No offense, but these goals are pathetic.
Using the events of Jan. 6 as campaign fodder is small-minded and likely to be ineffective. If you think you can find the magic moment that will finally discredit Donald Trump in the eyes of the electorate, you haven’t been paying attention over the last six years. Sorry, boomers, but this is not the Watergate scandal in which we need an investigation to find out who said what to whom in the Oval Office. The horrors of Jan. 6 were out in public. The shocking truth of it was what we all saw that day and what we’ve learned about the raw violence since.
We don’t need a committee to simply regurgitate what happened on Jan. 6, 2021. We need a committee that will preserve democracy on Jan. 6, 2025, and Jan. 6, 2029. We need a committee to locate the weaknesses in our democratic system and society and find ways to address them.
The core problem here is not the minutiae of who texted what to chief of staff Mark Meadows on Jan. 6 last year. The core problem is that there are millions of Americans who have three convictions: that the election was stolen, that violence is justified in order to rectify it and that the rules and norms that hold our society together don’t matter.

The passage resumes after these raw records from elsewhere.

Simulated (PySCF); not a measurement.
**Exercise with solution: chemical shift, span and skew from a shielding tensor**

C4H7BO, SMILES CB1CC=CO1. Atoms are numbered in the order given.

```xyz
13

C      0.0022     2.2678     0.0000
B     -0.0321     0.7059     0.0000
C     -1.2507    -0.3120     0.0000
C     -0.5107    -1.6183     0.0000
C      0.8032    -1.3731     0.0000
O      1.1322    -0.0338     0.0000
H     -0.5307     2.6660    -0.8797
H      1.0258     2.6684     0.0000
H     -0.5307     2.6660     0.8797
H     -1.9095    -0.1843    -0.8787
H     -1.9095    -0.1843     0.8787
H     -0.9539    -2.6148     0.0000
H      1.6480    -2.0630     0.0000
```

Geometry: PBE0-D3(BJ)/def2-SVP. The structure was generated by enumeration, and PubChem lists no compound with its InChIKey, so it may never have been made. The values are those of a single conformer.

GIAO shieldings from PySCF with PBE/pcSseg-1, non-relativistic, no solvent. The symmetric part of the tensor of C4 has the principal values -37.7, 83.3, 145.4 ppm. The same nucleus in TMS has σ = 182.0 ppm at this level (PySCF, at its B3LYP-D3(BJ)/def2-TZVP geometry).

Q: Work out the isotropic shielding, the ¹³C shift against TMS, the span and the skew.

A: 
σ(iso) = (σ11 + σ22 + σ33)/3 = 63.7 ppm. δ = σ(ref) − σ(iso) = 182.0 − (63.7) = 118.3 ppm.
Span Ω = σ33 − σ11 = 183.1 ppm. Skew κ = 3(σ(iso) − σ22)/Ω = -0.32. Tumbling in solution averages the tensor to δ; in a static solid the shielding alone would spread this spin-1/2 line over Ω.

Those millions of Americans are out there right now. I care more about their present and future activities than about their past. Many of them are running for local office to be in a position to disrupt future elections. I’d like the committee to describe who they are, what motivates them and how much power they already have.
This is a movement, not a conspiracy. We don’t need a criminal-type investigation looking for planners or masterminds as much as we need historians and scholars and journalists to help us understand why the American Republican Party, like the Polish Law and Justice party, or the Turkish Justice and Development Party, has become a predatory semi-democratic faction.
We need a committee to explore just how close America is to rampant political violence. I had some problems with Barbara F. Walter’s recent book, “How Civil Wars Start,” but I wish all the committee members would read it if only to expand their imaginations.
She demonstrates that the conditions for political violence are already all around us: The decline of state effectiveness and democratic norms. The rise of political factions that are not based on issues, but on ethnic identity and the preservation of racial and ethnic privilege. The existence of ferocious splits between urban and rural people. The existence of conflict entrepreneurs — political leaders and media folks who profit from whipping up apocalyptic frenzies. The widespread sense that our political opponents are out to destroy our way of life.
We need a committee to look at how conditions in America compare to conditions in countries around the world that have already seen their democracies slide into autocracy and violence.
We need a committee to explore what political violence might look like in this country. Writing in Foreign Affairs, Steven Levitsky and Lucan Way foresee a future of “endemic regime instability”: frequent constitutional crises, contested or stolen elections, periods of dysfunctional democracy followed by periods of authoritarian rule.
Writing in The Atlantic, George Packer imagines what might happen if a contested election were finally decided by the Supreme Court or Congress: Half the country explodes in rage. Protests turn violent. Buildings get firebombed. Law enforcement officers take sides.
I’m trying to understand why committee members are not gripped by these realities. After more than a century of relative democratic stability maybe it’s hard for some people to imagine precisely how the fits of political violence that bedevil other nations could hit our shores. Maybe the committee members are imprisoned in the categories set by past investigation committees — Watergate and 9/11.
Either way, we need a committee that will be focused not on the specific actions of this or that individual but on the broad social conditions that threaten to bring American democracy to its knees.